I suspect the solution is take the xor of all the numbers they give you. If the result is 0 there is no solution so return -1. Otherwise return the result.

My reasoning is as follows. If we ignore the first 50 steps where we are adding jugs with balls in them the problem is the standard Nim game and it is a standard result that with optimal the first player wins if the xor of the number of balls in each pile is not zero and the second player wins if the xor is zero. So we want to leave the first 50 moves in a state where the xor is non zero.

Now let's assume we are in one of those first 50 moves and the xor is not equal to zero. Then we can make it zero by adding a jug with the same number of balls as this xor value. Then whatever jug the opponent adds will make the xor non zero. We go to the jug he just added and remove all the balls. The xor is now zero again. Then second player removes some balls and the xor is non zero again. Then we are on the next turn and can repeat the process.

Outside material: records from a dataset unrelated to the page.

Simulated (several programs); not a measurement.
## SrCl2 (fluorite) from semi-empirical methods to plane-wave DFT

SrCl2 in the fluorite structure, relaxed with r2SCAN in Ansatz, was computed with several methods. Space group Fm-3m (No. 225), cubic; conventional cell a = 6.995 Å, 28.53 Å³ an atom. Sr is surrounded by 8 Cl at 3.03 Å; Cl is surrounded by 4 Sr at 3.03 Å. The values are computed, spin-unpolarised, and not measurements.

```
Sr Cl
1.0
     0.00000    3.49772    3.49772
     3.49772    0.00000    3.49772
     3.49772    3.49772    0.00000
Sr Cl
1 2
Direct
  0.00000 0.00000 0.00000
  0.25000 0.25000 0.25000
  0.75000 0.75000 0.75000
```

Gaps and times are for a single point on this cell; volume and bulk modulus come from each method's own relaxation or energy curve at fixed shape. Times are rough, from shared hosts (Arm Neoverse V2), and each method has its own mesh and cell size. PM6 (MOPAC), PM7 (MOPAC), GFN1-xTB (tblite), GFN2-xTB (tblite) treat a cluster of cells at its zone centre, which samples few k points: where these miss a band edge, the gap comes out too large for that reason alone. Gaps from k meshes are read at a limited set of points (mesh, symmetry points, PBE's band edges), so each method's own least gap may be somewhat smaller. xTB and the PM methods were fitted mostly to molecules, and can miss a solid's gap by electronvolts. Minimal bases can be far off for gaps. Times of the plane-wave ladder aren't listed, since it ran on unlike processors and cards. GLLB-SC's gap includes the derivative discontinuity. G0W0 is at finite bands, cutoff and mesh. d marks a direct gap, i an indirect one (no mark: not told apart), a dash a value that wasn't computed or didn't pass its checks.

Now if we are in one of the first 50 moves and the xor is equal to zero the second player can send us back to a state where the xor is zero. The strategy will be slightly different. When we add a jug he will follow by adding a jug with the same number of balls making the xor zero. Then when we remove balls he will use the nim strategy to make the xor zero again. So we lose in this case.

This means we always want to start each turn in a state where the xor is not zero and only way to guarantee this is by adding a jug with the number of balls equal to the xor of the starting state on the first turn. If the xor of the first state is zero we can't do this and lose automatically.